Recently, I developed a new boilerplate for Django apps with React. A boilerplate refers to a project that can be used as a base that you start from, allowing you to skip a lot of configuration. The project I developed has the following pre-built features:
- Project configuration that easily lets you toggle between production and local development mode
- Integration with powerful React modules (styled components, react bootstrap, redux)
- Use of TypeScript to allow for a more maintainable code base
- Includes implementations for the most common user access flows that most apps need (sign up, password reset, login, sessions with tokens)
- Page layout with common components that most apps use (cookie banner, footer, nav bar, loading bar)
- Out-of-the-box instant CI/CD with Heroku
In this tutorial, I am going to cover how you can deploy this boilerplate to Heroku very easily.
Setting up the Project
If you don't already have an account, head down to the sign up. We then want to create a new app.
Go to the Deploy section on the App dashboard and choose GitHub as the Deployment method. You can then setup Heroku to sync with your GitHub repository - this is the simplest method in my opinion, because you don't need to install the Heroku CLI and the boilerplate is designed to work without it.
Adding a Postgres Database
For this tutorial, I will be using a postgres database, as the boilerplate is laid about by default to use it. Heroku lets you use a free instance of postgres, simply go to the resources tab and search for it in the search bar.
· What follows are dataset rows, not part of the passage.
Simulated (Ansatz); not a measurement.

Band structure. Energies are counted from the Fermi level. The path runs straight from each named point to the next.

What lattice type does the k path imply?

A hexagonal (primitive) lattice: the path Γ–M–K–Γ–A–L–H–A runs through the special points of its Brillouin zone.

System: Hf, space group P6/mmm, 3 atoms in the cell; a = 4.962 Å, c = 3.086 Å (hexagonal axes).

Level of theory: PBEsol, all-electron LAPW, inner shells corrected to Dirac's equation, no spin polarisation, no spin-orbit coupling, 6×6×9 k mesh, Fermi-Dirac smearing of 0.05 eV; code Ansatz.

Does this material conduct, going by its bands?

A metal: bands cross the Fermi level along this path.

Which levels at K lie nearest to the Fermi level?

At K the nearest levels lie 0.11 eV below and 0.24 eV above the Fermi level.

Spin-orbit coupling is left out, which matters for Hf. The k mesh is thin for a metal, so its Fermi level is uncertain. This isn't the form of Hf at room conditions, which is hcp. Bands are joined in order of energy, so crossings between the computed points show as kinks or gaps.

Heroku will configure the database for us, so we need to store the credentials and inject them into our app. Click on your postgres add-on and you will be taken to a new dashboard for your database. Hit the Settings tab and click on view credentials.
Now, you should see all the information, for your database. Take a screenshot or keep it open in a separate tab.
Setting up Environment Variables
The boilerplate project uses so-called environment variables that are injected into the project when you deploy in production mode.
The os.environ.get method is used to grab any variables from the surrounding system. Heroku lets us define these, as those any typical operating system or hosting platform. Important is that we use the same key names as are in the code. You will also see from the code that the boilerplate is using amazon SES configuration to send emails - I have a tutorial on this if you are not sure how to set it up or you can replace that code with any email provider of your choosing. Same thing applies to the type of database, as you can see it is configured to Postgres here.
To configure environment variables in Heroku, go back to the Settings tab of your app. You will see a Config Vars option - click Reveal Config Vars. We can now add the environment variables that we need, this is where we enter the database information that Heroku gave us earlier.
...and that should be it! You can go to the Deploy tab, start deployment and enjoy the magic.